North London composer, producer, instrumentalist and singer/songwriter, Lazy H is set to unveil his new project ‘Where’s Bill?’.
Quietly earning himself a well-deserved reputation for his refreshingly outrageous experimentalism and forward-thinking approach to music the rising artist has previously worked with L-Vis 1990 (Night Slugs), Reflec (Clergy, Lobster Theremin), and singer songwriters Benjamin Francis Leftwich, Collard and Ronika.
‘Where’s Bill?’ continues in the exploratory vein of his earlier work finding him expertly balancing melody, harmony, sweetly swung drums and bass weight, seven tracks that span a wide range of tempos and moods.
With the album out tomorrow, we has a little chat with Lazy H about music, and the Future Bubblers programme.
When did you start making music, and what was it like?
I started pissing around on Ableton when I was 13 or 14. I’m not too sure how to describe it. It was heavily sample-based, I sampled a lot of Scandinavian jazz, Japanese film/ folk music, electronica and video game soundtracks. I’d flit between grooves, tempos and moods quite a lot and always tried to incorporate some improvised element so as you can imagine it sounded pretty west.
When did you adopt the name Lazy H and where did the name come from?
When I first moved to London I used to DJ a lot to make some extra cash. I somehow wound up DJing at a series of SBTV events. I don’t know anything about grime or hip hop so I’d do the warm-up slots playing jazz, afrobeat and disco and then awkwardly hang about afterwards. The guys that ran these events just started calling me Lazy H and it stuck. I don’t think I’m lazy so hope it was just some affectionate slang for the resident jazz nerd.

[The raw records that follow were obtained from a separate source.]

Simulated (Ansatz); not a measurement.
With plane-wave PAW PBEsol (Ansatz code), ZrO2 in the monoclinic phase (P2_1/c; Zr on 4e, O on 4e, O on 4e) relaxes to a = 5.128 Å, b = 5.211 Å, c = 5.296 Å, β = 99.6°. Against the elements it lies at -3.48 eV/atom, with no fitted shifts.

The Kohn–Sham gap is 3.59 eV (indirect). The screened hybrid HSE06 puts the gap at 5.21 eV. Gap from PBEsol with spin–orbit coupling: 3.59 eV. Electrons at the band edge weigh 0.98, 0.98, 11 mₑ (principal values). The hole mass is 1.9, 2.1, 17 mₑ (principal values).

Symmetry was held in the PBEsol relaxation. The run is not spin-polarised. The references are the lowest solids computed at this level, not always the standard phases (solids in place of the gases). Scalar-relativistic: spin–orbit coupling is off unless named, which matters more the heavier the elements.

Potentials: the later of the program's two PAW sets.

Tell us about the albums sound and how it compares to Bubblegum?
I think it’s pretty different. Bubblegum is a dance record. My new album, however, is pretty mad. Sonically it gets almost experimental with misbehaving electronics. There are different grooves and tempos in every track while structurally it’s more like a pop record with clear sections, quick track development and clear lead or melodic elements at all points. So anyway it’s a pretty big stretch from Bubblegum. Saying that I do like to think there are some common threads, particularly in the production, feel and sound. I like to go for a very electronic sound that’s hi-fi, crisp and clear, but with a lot of grittier and more natural elements. Things like staying away from quantization, using lots of samples of acoustic instruments and again always incorporating some form of improvisation and keeping things which I didn’t originally intend in order to bring some life to all of the electronics.
Is there any theme or inspiration behind Where’s Bill? What’s the story behind the album’s title?
I think basically ‘Where’s Bill?’ is me trying to work out who I am musically. The whole record is exploring my musical influences, trying to combine elements I love without any end goal while trying to be confident that a consistent sound that represents me comes from it. I also did this for the artwork and ended up choosing an image of one of my greatest influences (Bill Evans) and then covering him with some abstract splodges of paint so only his outline remained. I guess this and the title is kind of a comment on how we’re all just a big splodge of paint which vaguely represents our influences. Makes a lot of sense right?
Tell us about your growth as an artist since gaining the support of the Future Bubblers programme?
I feel like I’ve grown loads. It’s the first time in my life I’ve been in a musical community and not felt like an outsider or that it was all some big musical competition. This has really helped my confidence in that I now feel like I can be completely myself, I can create music which doesn’t fit into any genre or scene without judgement and people might actually like it. I think it’s not just great for people like me but also generally for art and community: promoting the new, foreign and unusual and celebrating art which falls between the cracks of convention. For me, this is a really big thing in developing not just art but healthy communities which are open and accepting of variety and change.
You’ve built a new live show so what can we expect from a Lazy H show?
It’s predominantly improvised so it’s different every time. However, you can still always expect to hear big ass synth sounds, experimental electronic glitches and fat jazzy grooves which often end up going through a variety of shades and moods like some sort of cosmic journey. If that sounds like your cup of tea you can check out my Brownswood Basement session on Clash mag.
Any last words for the Twistedsoul community?
I’m really proud of my Spotify playlists. If anyone out there is into experimental electronic music, video game music, jazz and just generally SYNTHS then definitely check out my ‘Lazy H – Fresh Picks’ playlist on Spotify.